LEXINGTON Ky.—Transylvania University professors and alums made considerable contributions to telling the story of women from Kentucky in a definitive book released this month.
“Kentucky Women: Their Lives and Times” features essays from 17 scholars on a wide range of topics from across the state—from the story of Shawnee chief Nonhelema Hokolesqua to the lasting impact of former Gov. Martha Layne Collins.
Transylvania history professor Melissa McEuen co-edited the book along with Thomas H. Appleton Jr., an Eastern Kentucky University history professor. Contributors include Martha Billips—who is a Transylvania graduate, English professor and associate dean for academic affairs—and alum John Paul Hill.

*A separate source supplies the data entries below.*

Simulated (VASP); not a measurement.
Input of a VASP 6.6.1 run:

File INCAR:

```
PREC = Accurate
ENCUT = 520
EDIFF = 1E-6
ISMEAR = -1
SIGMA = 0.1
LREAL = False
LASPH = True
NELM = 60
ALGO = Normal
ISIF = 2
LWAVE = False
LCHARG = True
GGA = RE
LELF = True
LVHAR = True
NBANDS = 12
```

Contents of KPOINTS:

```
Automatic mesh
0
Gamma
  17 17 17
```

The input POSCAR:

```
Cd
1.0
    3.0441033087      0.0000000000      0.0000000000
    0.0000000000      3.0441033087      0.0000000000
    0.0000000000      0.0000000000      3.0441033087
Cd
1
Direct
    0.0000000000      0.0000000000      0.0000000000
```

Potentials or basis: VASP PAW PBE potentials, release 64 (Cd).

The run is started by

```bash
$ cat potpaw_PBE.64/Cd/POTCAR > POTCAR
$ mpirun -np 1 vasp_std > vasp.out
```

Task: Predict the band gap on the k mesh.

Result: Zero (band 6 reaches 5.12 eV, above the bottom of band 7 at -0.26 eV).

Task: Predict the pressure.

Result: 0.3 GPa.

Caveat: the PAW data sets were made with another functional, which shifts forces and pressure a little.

“As a historian of American women, I am thrilled to have worked on this volume featuring so many creative and committed women in Kentucky’s rich past,” McEuen said. “Their stories reveal not only Kentucky’s contributions to social reform, health care, politics and cultural development but also the central place of women in these endeavors. Suffrage debates, frontier myths, world’s fairs, divided families, the Civil War, the civil rights movement and numerous other subjects fill the pages of the book.”
McEuen’s essay on Nancy Newsom Mahaffey is titled “Preserving Heritage Foods in the ‘Ham Heartland.'”
Billips, who wrote “A Writer’s Life,” said she feels “honored and privileged to have contributed an article on fiction writer Harriette Simpson Arnow. The editors have created an important volume that reflects the diverse experiences of the state’s women from the frontier period to the present. The breadth and range of the coverage will set the standard for years to come.”
Southern historian Margaret Ripley Wolfe also praised the book, saying, “This will be the publication on Kentucky women for many, many years to come. I hope that it will be adopted and used as assigned reading in all appropriate classes throughout Kentucky.”
The University of Georgia Press, which published the collection, said it “features women with well-known names as well as those whose lives and work deserve greater attention.” By including such a variety of women’s experiences, the contributors “have shaped a history of Kentucky that is both grounded and groundbreaking.”